1

I have large (~75MB) pickled objects that are made available on mapped network drives (eg: X:/folder1/large_pickled_item.pk) The objects contain numpy arrays+python lists, and are pickled using cPickle, protocol 2

When I try to unpickle the data, I get the following error messages:

Using pickle: KeyError: (random character)

Using cPickle: IOError: [Errno 22] Invalid argument

I do not get errors if the pickled objects are smaller in size, or if I copy the (larger) objects to a local drive and run the same script.

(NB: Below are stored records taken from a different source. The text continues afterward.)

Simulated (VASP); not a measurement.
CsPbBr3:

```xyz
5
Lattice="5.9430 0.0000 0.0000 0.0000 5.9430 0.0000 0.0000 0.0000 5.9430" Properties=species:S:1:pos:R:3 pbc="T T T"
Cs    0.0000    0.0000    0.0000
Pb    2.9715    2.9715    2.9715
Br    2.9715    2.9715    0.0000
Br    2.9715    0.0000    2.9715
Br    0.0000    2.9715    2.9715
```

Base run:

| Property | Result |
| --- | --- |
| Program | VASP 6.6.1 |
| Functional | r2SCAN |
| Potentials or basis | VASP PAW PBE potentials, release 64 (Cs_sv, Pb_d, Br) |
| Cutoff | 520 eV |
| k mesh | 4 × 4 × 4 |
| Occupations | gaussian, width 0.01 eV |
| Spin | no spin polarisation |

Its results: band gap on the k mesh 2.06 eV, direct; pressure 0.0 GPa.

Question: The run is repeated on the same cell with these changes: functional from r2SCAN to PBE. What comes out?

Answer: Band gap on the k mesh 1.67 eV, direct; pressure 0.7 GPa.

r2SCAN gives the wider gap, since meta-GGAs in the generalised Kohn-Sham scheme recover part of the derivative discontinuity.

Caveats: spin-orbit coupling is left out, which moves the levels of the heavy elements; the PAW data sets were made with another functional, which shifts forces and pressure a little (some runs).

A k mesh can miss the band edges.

Any idea where the problem lies? Is it a python+pickle problem or a windows shares issue?

Notes:

  1. I am using Python 2.7.2 on Windows XP Professional (SP3)
  2. I do not have control over the object format, I do not create them, I can only read them
  3. Example stack Trace:

    File "test.py", line 38, in getObject obj = pickle.load(input) File "C:\software\python\lib\pickle.py", line 1378, in load return Unpickler(file).load() File "C:\software\python\lib\pickle.py", line 858, in load dispatchkey KeyError: '~'

Solution

  1. Read the file in chunks of 67076095 bytes into a string buffer.
  2. Call pickle.loads with the string buffer instead of pickle.load with the file object
Martijn Pieters
  • 1,048,767
  • 296
  • 4,058
  • 3,343
Dhara
  • 6,587
  • 2
  • 31
  • 46
  • 2
    This is probably the same problem as http://stackoverflow.com/questions/4226941/python-ioerror-errno-22-invalid-argument-when-using-cpickle-to-write-large – NPE May 02 '12 at 09:55
  • The question you point to is indeed similar, but it does not solve my problem: the solution there is to use the w+b option to open the file for writing, a similar trick with reading does not work – Dhara May 02 '12 at 10:40

1 Answers1

1

This is due to a Windows bug, whereby reading and writing network files in chunks larger than 64MB does not work.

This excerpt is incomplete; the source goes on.